U.S. Missile Defense Gets $400 Million After North Korea Threats

  • Orbital ATK, Boeing, Raytheon stand to benefit from more funds
  • Mattis discloses approval by lawmakers for a funding shift

Why a U.S. Missile Defense System Is Angering China

Congressional defense committees have approved shifting more than $400 million from other accounts into missile defense programs to clear the way for more ground-based interceptors, sensors and upgrades to Navy anti-missile vessels in the face of threats led by North Korea.

Boeing Co., Raytheon Co. and Orbital ATK Inc. are likely to be the top beneficiaries. Defense Secretary Jim Mattis disclosed the approval Tuesday during a Senate hearing on Afghanistan. He said he requested approval to shift, or “reprogram,” unspent funds for fiscal 2017 totaling $440 million from accounts such as Army wartime operations and maintenance. A formal six-page request listed $416 million of the total.

The shift of funds reflects a growing determination at the Pentagon and in Congress to bolster missile defenses as North Korea vows to perfect nuclear missiles that can hit the U.S. mainland as well as allies in Asia. It may be the opening round in moves to seek more than the $9.9 billion requested by the Pentagon for the fiscal 2018 year that began on Oct. 1.

“We’re going to be increasing our budget by many billions of dollars because of North Korea and other reasons,” President Donald Trump said in August.

The six-page request obtained by Bloomberg News cites the regime in Pyongyang as the rationale for adding $16 million to extend the life of a radar maintained by Raytheon known as “Cobra Dane, which provides critical coverage of North Korean threats.”

Defense Contractors

Raytheon also would benefit from an extra $13 million to accelerate “Baseline 9.2” upgrades for four Navy vessels to launch advanced Standard Missile-3 Block IIA anti-missile interceptors made by the company. The missile, being developed with Japan, is designed to intercept advanced medium and intermediate-range ballistic missiles.

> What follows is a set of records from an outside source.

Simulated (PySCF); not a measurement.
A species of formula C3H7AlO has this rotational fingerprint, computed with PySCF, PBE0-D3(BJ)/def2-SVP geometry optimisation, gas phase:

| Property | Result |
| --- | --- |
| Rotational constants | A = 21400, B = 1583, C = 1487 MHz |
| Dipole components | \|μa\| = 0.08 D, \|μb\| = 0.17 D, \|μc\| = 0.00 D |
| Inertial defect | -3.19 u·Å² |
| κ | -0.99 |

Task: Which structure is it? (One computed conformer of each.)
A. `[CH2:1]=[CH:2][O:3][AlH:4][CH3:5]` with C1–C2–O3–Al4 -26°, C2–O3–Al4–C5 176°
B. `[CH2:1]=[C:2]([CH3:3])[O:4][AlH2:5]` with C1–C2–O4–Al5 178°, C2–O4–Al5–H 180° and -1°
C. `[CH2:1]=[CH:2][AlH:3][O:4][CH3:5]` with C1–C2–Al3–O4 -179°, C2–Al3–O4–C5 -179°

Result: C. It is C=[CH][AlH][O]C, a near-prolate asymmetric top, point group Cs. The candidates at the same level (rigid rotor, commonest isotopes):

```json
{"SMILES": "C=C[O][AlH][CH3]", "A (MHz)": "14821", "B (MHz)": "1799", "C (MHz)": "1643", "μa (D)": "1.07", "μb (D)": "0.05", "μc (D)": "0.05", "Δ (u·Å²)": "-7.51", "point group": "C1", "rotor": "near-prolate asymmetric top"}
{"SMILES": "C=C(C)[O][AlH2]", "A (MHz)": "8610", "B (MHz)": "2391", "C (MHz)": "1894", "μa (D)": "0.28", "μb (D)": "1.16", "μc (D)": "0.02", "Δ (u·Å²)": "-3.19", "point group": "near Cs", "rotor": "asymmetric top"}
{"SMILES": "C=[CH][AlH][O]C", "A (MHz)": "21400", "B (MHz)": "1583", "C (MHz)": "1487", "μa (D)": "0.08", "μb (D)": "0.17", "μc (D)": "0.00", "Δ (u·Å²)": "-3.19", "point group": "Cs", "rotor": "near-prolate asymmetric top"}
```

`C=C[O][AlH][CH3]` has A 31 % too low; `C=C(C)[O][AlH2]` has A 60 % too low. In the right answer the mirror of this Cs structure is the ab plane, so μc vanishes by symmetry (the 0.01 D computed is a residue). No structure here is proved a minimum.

Orbital ATK, which is being acquired by Northrop Grumman Corp., produces the booster rockets that carry Raytheon’s hit-to-kill warheads. It stands to benefit from at least two categories of expenditures in the funding shift.

Boeing, which manages the U.S.’s primary grounded-based system, has purchased 44 ground-based interceptors from Orbital ATK.

The funding request shifts $47 million to start building 10 additional silos at Fort Greely in Alaska, which already has 32 missiles in the ground. “This includes materials, temperature control units, gas actuators” and electrical components, according to the request.

An additional $8 million is shifted to supplement the $219 million already budgeted to potentially increase the number of interceptors to 64 from the current 44; and $15 million would go to software upgrades to the Boeing-developed floating Sea-Based X-Band radar used to precisely track an intercontinental ballistic missile in mid-flight.

Defense reprogramming requests go into effect if they receive the approval of the House and Senate Armed Services and defense appropriations panels.